In South America’s Southern Cone, of course, Slatta focuses on the Argentine gaucho, but he does not overlook the lesser-known Chilean huaso. Unlike the original gaucho, who was notoriously independent, the huaso was a hired hand or even a peon attached to an hacienda, but he and his colleagues could blow off steam by racing their horses, betting and drinking on Sundays. As this spontaneous rodeo grew too raucous, though, it drew the disapproval of landowners, who responded by organizing competitions that, over time, became more genteel versions of their predecessors.
Though Chilean rodeo remains popular it is now, according to Slatta, a nostalgic exercise that’s “a middle- and upper-class pastime,” not a profession as it has become in North America. The signature event is the atajada, in which a pair of jinetes (riders) guide and pin a calf or steer against the padded wall of the medialuna, the semi-circular rodeo ring. Since it’s harder to control the beast by the body than the head – the chest is best – horsemen get more points for this. They lose points if the animal strikes any unpadded part of the wall, or escapes between the horses.
Riders wear colorful ponchos, flat-brimmed sombreros known as chupallas, leather leggings, over-sized spurs, and elaborately carved wooden stirrups. According to an article in last week’s Economist, that’s part of what keeps the proles out of the spotlight. It costs up to US$2,500 to participate in an event such the annual national championships, which attracted 50,000 spectators to the heartland city of Rancagua in March.
But it’s not just the entry fees. One of Chile’s richest men, El Mercurio owner Agustín Edwards Eastman, sponsored this year’s champions. Edwards reportedly spends up to US$60,000 per month in rodeo-related expenses, including salaries for the riders and grooms, and veterinary and breeding consultants. That’s well beyond the reach of any amateur participants, even though these are ostensibly non-professional events.

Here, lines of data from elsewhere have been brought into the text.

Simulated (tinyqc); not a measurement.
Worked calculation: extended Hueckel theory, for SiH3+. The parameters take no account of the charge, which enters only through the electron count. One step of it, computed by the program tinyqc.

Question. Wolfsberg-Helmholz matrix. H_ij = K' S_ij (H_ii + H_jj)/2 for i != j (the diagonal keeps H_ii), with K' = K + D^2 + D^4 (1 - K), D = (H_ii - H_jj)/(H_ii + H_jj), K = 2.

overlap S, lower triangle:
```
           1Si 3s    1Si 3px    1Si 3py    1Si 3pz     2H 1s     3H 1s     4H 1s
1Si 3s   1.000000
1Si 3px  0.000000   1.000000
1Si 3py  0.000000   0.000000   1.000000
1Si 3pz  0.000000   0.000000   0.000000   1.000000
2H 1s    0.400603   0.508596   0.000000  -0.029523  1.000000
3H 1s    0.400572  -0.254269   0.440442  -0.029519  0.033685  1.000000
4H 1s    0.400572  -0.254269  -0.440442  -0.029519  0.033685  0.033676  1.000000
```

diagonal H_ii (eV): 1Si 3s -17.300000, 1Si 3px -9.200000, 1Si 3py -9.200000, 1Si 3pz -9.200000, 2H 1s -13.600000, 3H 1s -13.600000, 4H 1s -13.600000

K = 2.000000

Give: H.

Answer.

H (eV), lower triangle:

That said, it’s still possible see to genuine, participatory Chilean rodeo outside the lavishly funded indulgences of the Chilean elite. Virtually every town and village in the Chilean heartland and beyond has its own medialuna, and I took the photograph above in the tiny community of Palena – with a permanent population of fewer than 2,000 – in northern Chilean Patagonia. In settlements like this, the rodeo comes closest to its historic roots.